20 minutes to 1 hour; 5 - 100 people

These can help to explore the different views or needs around an issue within the group. People in a group place themselves somewhere along a physical line to show how strongly they agree or disagree with a statement.

Controversial topics: Spectrum lines are often used to bring differences of opinion into the open. In an ordinary conversation, people might not speak up if they think the rest of the group won't agree with them. In a spectrum line, you get an indication where everyone in the group is at - which can then be the starting point for more discussion.

Personal needs and preferences: Spectrum lines can be used in a similar way to explore more personal differences, for example what needs people have from a shared work or living space.

Gauging commitment to different ideas: If you have several possible ideas on the table, spectrum lines can help you work out which ones people have most energy for. This may show up a clear favourite. Alternatively it could be a springboard for more exploration, e.g. 'What would we need to change about this idea to increase your level of commitment?'

Process

  1. Create an imaginary or real line through the room (chalk or masking tape on the floor are good for indoor spaces). Mark one end with “I agree completely”, the other end for “I disagree completely”. You could also use a curved line so that people can see each other.

  2. Outline the issue under debate and formulate it into a statement to agree or disagree with. Ask people to position themselves along the line according to their views. They may try out several spots before making a final choice.

  3. Ask them to have a short conversation with the person next to them, explaining why they are where they are.

  4. Invite participants to share their viewpoints and feelings with the group. Repeat this exercise with other statements that explore the issue under discussion and see whether and how people’s viewpoints change.

Things to be aware of

Controversial topics: This tool can have the impact of 'stirring people up' on a topic, so think about whether that will be helpful, and whether you are well-placed to help people navigate any conflicts. It also makes differences very visible. This could be difficult for anyone who feels isolated in their opinions, or is anxious about being judged. This would be particularly the case in a situations where people got status for particular opinions, e.g. because they were seen as more 'radical' or more 'committed'.
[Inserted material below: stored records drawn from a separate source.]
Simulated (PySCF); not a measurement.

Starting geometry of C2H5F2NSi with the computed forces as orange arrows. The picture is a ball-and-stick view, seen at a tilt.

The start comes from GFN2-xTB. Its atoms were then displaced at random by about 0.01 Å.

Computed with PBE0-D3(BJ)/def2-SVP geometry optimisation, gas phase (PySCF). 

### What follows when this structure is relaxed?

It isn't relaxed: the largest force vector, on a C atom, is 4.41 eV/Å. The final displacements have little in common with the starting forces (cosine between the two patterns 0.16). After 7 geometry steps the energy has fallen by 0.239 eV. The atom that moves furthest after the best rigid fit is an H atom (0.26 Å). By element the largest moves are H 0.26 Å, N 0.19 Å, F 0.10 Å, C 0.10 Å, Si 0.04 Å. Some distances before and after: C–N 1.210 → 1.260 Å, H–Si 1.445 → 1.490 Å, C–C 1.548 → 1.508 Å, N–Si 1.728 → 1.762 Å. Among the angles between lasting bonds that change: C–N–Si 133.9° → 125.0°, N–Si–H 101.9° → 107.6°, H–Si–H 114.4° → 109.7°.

Physical considerations: If a spectrum line involves long discussions people can end up standing for a long time, which won't be comfortable/possible for everyone. Unless you have a lot of space, people can also end up quite cramped together, which could make it harder for someone to manoeuvre their wheelchair around. Adapt the exercise to suit the people and space you have. For example, you could scatter chairs around the room for people who need to sit down. Or you could give people the option to contribute from their existing chair - it's good if you have at least two people doing this, so they have someone to talk to during the 'chat to someone near you' stage!

Roleplays

10 minutes - 3 hours; 5 - 100 people

Roleplay involves people acting out a scenario, to explore different reactions and practise skills. They could take on a specific role, that involves acting as someone else (for example police officers at a protest). Alternatively, they could simply participate in the scenario as if it were happening to them.

Example

If you are helping people prepare for a demonstration, you could ask someone to roleplay a person whose journey was delayed by all the crowds in the street. Spend time exploring what might be going on for this person, and practising different ways of responding. This can be much more powerful that simply talking about how you'd react in different scenarios.

Process

Stage 1: Running the scenario

  1. Select a situation to be played out. Ask yourself what you want to explore and why. It should be relatively simple, so that people can get their heads round it quickly.

  2. Explain the situation carefully, including the groups represented (e.g. police and protesters) and the physical layout. If you need people to take on particular roles ask them to volunteer, and always leave open the option of people observing.

  3. Give people a few minutes to get into their roles. Ask everyone who is not playing to be active observers.

  4. Start the scenario. Run it until enough issues have been uncovered, the exercise comes to a natural end or people want to stop. The play should also be stopped if a participant shows great tension or gets too involved. If there is likely to be a lot of noise, consider using a whistle, bell or musical instrument as a stop signal.

  5. Allow people to 'de-role'. This means stepping away from the part they were playing and getting into a different headspace. How much de-roling you have to do depends on the intensity of the roleplay. Options include a simple shake, a few deep breaths, swapping seats, taking a break, a physical game, or a visualisation that takes people's attention elsewhere (to a pleasant memory, for example). If the scenario brought up strong feelings, you could invite people to do 'feelings debriefs' in pairs, before moving on to whole group evaluation.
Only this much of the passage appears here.